Edwynn Houk Gallery is pleased to exhibit thirteen limited edition 30 x 40 inch enlargement prints by Danny Lyon. The exhibition highlights a cross-section of his celebrated career of the past fifty years and it is the first time his work is being presented in this mural size. The exhibition opened this past Thursday, January 9th and runs through Saturday, February 15, with a reception for the artist on Saturday, January 11th from 2 – 4 pm.
Danny Lyon is renowned for his documentary photographs depicting the outer fringes of society: the poor, the outsiders, the underdogs, the outlaws. Continuing in the photographic tradition of Dorothea Lange and Walker Evans, he embraced the medium’s historical concern with social justice and combined his passion for activism with an instinctual talent behind the camera. In the “New Journalism” style, he immersed himself in many of the communities he documented - the Civil Rights movement, motorcycle gangs in Chicago, prisoners in Texas and poor urban communities across the Americas. By earning his subjects’ trust and turning his empathetic lens on their lives, he has captured their humanity in unsentimental images imbued with dignity, respect and often a formal elegance.
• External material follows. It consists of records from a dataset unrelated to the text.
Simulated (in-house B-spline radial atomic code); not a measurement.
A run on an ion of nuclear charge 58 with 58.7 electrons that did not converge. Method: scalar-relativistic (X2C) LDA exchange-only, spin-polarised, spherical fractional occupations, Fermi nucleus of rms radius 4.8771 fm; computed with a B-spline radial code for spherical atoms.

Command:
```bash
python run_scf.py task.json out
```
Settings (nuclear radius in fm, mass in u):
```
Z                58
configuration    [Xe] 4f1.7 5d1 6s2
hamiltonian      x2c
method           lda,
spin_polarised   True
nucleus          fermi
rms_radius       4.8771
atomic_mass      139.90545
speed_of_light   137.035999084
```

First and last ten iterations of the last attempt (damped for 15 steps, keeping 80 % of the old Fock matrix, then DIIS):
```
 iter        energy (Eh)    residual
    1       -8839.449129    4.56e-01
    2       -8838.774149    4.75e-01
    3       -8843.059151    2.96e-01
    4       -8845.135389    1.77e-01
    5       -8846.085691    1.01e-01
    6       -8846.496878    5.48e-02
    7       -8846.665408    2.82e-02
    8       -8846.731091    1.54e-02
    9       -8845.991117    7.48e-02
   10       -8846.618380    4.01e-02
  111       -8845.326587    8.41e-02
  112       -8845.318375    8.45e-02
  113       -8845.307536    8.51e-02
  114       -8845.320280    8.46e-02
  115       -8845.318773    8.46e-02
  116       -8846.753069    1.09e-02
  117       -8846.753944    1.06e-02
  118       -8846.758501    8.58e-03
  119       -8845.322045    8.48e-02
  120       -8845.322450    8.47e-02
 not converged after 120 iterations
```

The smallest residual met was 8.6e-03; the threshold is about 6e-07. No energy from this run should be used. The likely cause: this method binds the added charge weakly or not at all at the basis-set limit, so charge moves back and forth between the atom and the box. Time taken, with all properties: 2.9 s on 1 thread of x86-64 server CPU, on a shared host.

Working closely with his printer of the last twenty years, Chuck Kelton, Lyon has produced a selection of gelatin silver enlargement prints made from his original 35mm and medium-format negatives. The exhibition includes iconic images from his series The Bikeriders for which he joined an outlaw motorcycle club in Chicago. The work resulted in his first one-person show at the Art Institute of Chicago and his seminal book The Bikeriders. Other works in the exhibition include a haunting landscape from his time documenting the Civil Rights Movement as a staff photographer of SNCC in the early 1960’s; a bleak scene of the massive demolition sites captured in his series the Destruction of Lower Manhattan from the late 1960’s; and a stark image of prisoners playing dominos taken from overhead, from his influential series Conversations with The Dead, which exposed the brutality of prison life in Texas in the late 1960’s. Later work includes images taken in Bushwick, New York and China, as well as montages of personal images and experiments with both color and digital technology.